Overview
CLLT specializes in developing computational resources and tools for Modern Greek and its dialectal varieties. Our work addresses the critical gap in NLP resources for Greek, which remains significantly under-resourced compared to major European languages.
We focus on creating high-quality datasets, benchmarks, and models that capture the linguistic richness of Greek, including its standard form and regional dialects.

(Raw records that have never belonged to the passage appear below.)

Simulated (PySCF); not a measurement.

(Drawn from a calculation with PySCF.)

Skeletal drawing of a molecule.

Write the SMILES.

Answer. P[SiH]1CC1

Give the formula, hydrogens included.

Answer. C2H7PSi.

Greek Regional Dialects Dataset (GRDD)
GRDD & GRDD+
The Greek Regional Dialects Dataset (GRDD) is a comprehensive corpus covering four major dialectal varieties of Greek: Cypriot, Pontic, Cretan, and Northern Greek. This resource enables NLP research on low-resource language varieties.
Key Features:
- Multi-dialectal coverage
- Fine-tuning experiments across multiple model architectures
- Publicly available for research
Dialectal Llama-krikri
Specialized for Cypriot, Cretan, Pontic and Northern Varieties
Cretan Dialect
Fine-tuned model for Cretan Greek
Cypriot Dialect
Specialized model for Cypriot Greek
Northern Greek Dialect
Model trained on Northern Greek varieties
Pontic Dialect
Model for Pontic Greek
OYXOY Benchmark
OYXOY is a modern NLP test suite for Modern Greek, featuring expert-verified evaluation tasks for natural language inference, word sense disambiguation, and metaphor detection.
Innovation: First finer-grained and multi-label NLI dataset for Greek, and the first dataset to use a traditional resource to automatically extract information and construct polysemy and metaphor datasets.